Missing most of the actual message, my churning emotions about policing, racism and my own privilege lead to my grandfathers:

My dad’s dad was in the New Jersey State Patrol.  He’d retired by the time I came around, but his official patrolman’s portrait used to hang in the garage “to scare the rats away.” I’m certain my Pop-Pop felt what MC Killer Mike said about his father: “Being a cop must be hard. My dad was one, and never wanted any of his children to follow in his footsteps.” I knew he was sent Newark in 1967 during the riot there, but that topic was as off limits as discussion of the South Pacific beaches he’d crossed as a Marine.  Near the end of his life, I asked him if he’d ever shot anyone.  He avoided the question. I think of the words Killer Mike adds: “The police have the power of life and death in their decisions — they need to know that Americans hold them to a higher standard than these examples, of American men laying lifeless like deer.” I think of my own standards as his grandson: how can I evaluate his service, knowing so little but also fearing to know more?  Perhaps for some people it’s enough to know he served in uniform, especially as a white man, but I still want to find a lesson there.

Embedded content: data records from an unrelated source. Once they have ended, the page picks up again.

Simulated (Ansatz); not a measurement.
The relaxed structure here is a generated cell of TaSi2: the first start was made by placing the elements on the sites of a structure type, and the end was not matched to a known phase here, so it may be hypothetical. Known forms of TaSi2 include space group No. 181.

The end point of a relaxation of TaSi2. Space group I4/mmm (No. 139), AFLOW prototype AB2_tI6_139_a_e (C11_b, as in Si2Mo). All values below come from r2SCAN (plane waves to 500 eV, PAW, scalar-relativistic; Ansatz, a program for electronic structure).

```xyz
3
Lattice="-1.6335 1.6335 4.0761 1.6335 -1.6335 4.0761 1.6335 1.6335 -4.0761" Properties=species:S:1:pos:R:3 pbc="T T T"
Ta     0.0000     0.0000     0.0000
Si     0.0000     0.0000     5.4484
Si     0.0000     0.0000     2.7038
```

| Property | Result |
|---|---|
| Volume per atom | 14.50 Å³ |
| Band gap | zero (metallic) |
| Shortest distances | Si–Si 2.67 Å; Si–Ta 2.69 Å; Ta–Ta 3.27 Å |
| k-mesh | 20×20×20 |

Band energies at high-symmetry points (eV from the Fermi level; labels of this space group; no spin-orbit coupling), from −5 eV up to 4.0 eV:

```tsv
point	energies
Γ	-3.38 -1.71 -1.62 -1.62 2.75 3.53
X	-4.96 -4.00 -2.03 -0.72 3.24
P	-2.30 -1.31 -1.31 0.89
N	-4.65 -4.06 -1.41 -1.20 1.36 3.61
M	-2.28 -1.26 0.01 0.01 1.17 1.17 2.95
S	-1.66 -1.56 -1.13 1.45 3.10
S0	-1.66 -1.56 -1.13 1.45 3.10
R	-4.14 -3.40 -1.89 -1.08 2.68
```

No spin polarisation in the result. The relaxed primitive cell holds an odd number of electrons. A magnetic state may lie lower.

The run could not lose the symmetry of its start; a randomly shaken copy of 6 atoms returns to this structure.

My mom’s dad Jack was the Quaker, the one who’d gone to Europe in the war and came back resolved to changeMe and my brother with Grandpa Jack, 1987 things. While I’ve heard a little more about his military experiences, the message in our family was that everything after his return was meant to transform the violence.  He’d moved my mom and her siblings to a majority-black school district in the 70’s to sensitize them to the importance of race relations. The most vivid images of this experience have come from his kids stories though, and they describe getting beaten up by black classmates and fear. At least that’s what’s come across to me.  Somehow listening to their old vinyl of “Inner Visions” or hearing about their biracial foster daughter doesn’t really round out a picture of systematic change to me.  He’d also done American Friends Service Committee work camps around the country rebuilding poor neighborhoods. At Thanksgiving this year I found a picture of him at one of those work camps.  He’s dressed in a shabby work outfit handing a bemused looking older black woman a glass of milk on a plate. I guess.  It looks even more staged than my other grandfather’s State Patrol portrait, and gives little sense of reparations or restorative justice. What is his lesson of transformation?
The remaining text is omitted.